GitHub - biohackathon-japan/bh24-using-discovered-schema

Reusing discovered schema

During this biohackathon, we have been able to find several use cases for automatically discovered schemes. In most cases, there has not been enough time in order to produce a working prototype to cover the whole use case, but we were able to extract sample schemes and discuss plans to use them.

Among others, we have detected, discussed and/or extracted shapes for the following use cases:

Intermine: Intermine is [...] (Gos).

A number of elements in this portal are automatically generated from an internal ad-hoc serialization of the data models. However, those data models are written by humans. By using sheXer to produce ShEx shapes, we'd been able to produce a standard schema describing such data models. Also, we have that the expressiveness of ShEx is good enough in order to fully represent all the information required in this use case. Replacing the current internal data model by auto-generating ShEx schemes, that may or may not be reviewd by humans, could improve maintanance times at the time a standard vocabulary is being used.

BioThings is [...] (Chunlei).

The current data models internally used in BioThings are expressend in a JSON representation. Such approach is currently enough to provide the neccesary services, but its not RDF. Nevertheless, we've found that transforming such representation into ShEx schemas is feasible. This could have two advantages. On the one side, the data could be transformed to be fully compatible with semantic web technologies. On the other hand, the ShEx schemas coudl be used along with schema validators for data maintenance.

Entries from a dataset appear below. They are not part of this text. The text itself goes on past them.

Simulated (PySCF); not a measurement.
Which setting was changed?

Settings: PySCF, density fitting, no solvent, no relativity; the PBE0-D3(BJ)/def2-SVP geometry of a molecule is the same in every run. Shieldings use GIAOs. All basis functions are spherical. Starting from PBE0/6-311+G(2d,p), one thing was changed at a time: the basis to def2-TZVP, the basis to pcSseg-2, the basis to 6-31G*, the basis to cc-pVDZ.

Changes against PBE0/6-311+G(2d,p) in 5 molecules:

Generation of federated queries (Nuria).

A number of uses cases require to gather data to create temporal knowledge graphs. KG subsetting/combination for specific purposes, machine learning... A frequent need to create such graphs is using federated queries. Such queries are frequently hard to write. We have found that ShEx schemas could contain the information require to fully generate or assist the generation of SPARQL queries. In different ways: creation of mappings, suggestion of terms, graph pattern validation...

Rdf-config is [...] (Yasunori).

Rdf-config is based on YAML files. The information contained in those files could be all found in ShEx schemes. Then, transforming the automatically extracted into RDF-config files could improve most of the workflows in which RDF-config is integrated.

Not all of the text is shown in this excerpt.